Google’s BlogSearch has some bugs in their index

0
86

There’s no doubt in my mind, something is up with Google’s BlogSearch. There are completely valid blog results that sometimes appear and sometimes don’t depending on whether I go to the BlogSearch results the first time, or click on Sort by relevance, or Sort by date, or change the time range from one hour to lets say 12 hours. In the later case, I fully expect to see recently added blog entries, that were just picked up in the last hour to also appear in the last 12 hours list. Sometimes they do. Sometimes they don’t.

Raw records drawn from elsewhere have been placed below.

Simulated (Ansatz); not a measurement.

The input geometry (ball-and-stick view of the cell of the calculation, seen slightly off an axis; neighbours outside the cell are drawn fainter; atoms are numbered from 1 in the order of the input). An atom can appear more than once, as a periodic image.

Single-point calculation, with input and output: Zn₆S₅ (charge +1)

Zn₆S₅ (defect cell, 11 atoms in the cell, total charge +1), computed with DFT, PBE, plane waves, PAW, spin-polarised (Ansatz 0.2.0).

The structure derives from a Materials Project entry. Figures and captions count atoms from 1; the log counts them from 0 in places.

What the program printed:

Here are some screenshots that show the problem in one small case. Here’s a Search By Relevance query I did for “InkWell and Tablet” for the last hour:

SortByRelevanceLastHour.PNG

It has one result from winbeta.org.

And now here are the results from doing a Search by Relevance query for the last day:

SortByRelevanceLastDay.PNG

Interestingly, the winbeta.org link isn’t there. Was it pruned out accidentally or maybe is this Google’s effort to prune out spam posts? Weird.

To make it even more confusing, here are the results for Search by Date for the last day:

SearchByDateLastDay.PNG

(By the way, I cropped out a spam link at the bottom.)

Surprisingly, the winbeta.org link now shows up but the link to Gottabemobile–which is a high quality link–is gone. Hmmm. This shakes my confidence in Google’s BlogSearch.

What about the other search engines?

Technorati does an OK job, but doesn’t get all the links. Nor does BlogLines. Oh, and good old reliable TechMeme has picked up the story and a couple links, although it’s not comprehensive–it’s missing Gottabemobile. Not bad, but since the other search results are so bad, I wish TechMeme was even better. I trust it more and more.

Why can’t someone do a good blog search????

Update: An engineer from Google emailed me to let me know that at the end of the listings there is some text which you can click on to reveal blog entries which are very similar. The filtering is a good idea because there are quite a few “spam” sites that copy/paste news from other blogs. There’s no reason to give them any exposure. This might explain some of what I was–or should I say, was not–seeing. However, I’m not sure if it explains the differences I was encountering when switching between “Seach by Relevance” and “Search by Date.” There was at least one high quality site that got dumped. Maybe it was being removed because of the duplicates. The problem was that it was the site others were copying. I’ll have to pay attention to this more. It may not be a bug that I was encountering, but something by design. Either way it was producing results that didn’t make sense to me. I rely on Google’s BlogSearch quite a bit so I hope this is more of a problem with me and how I use it than a problem with the search engine itself. I’ll be watching more closely.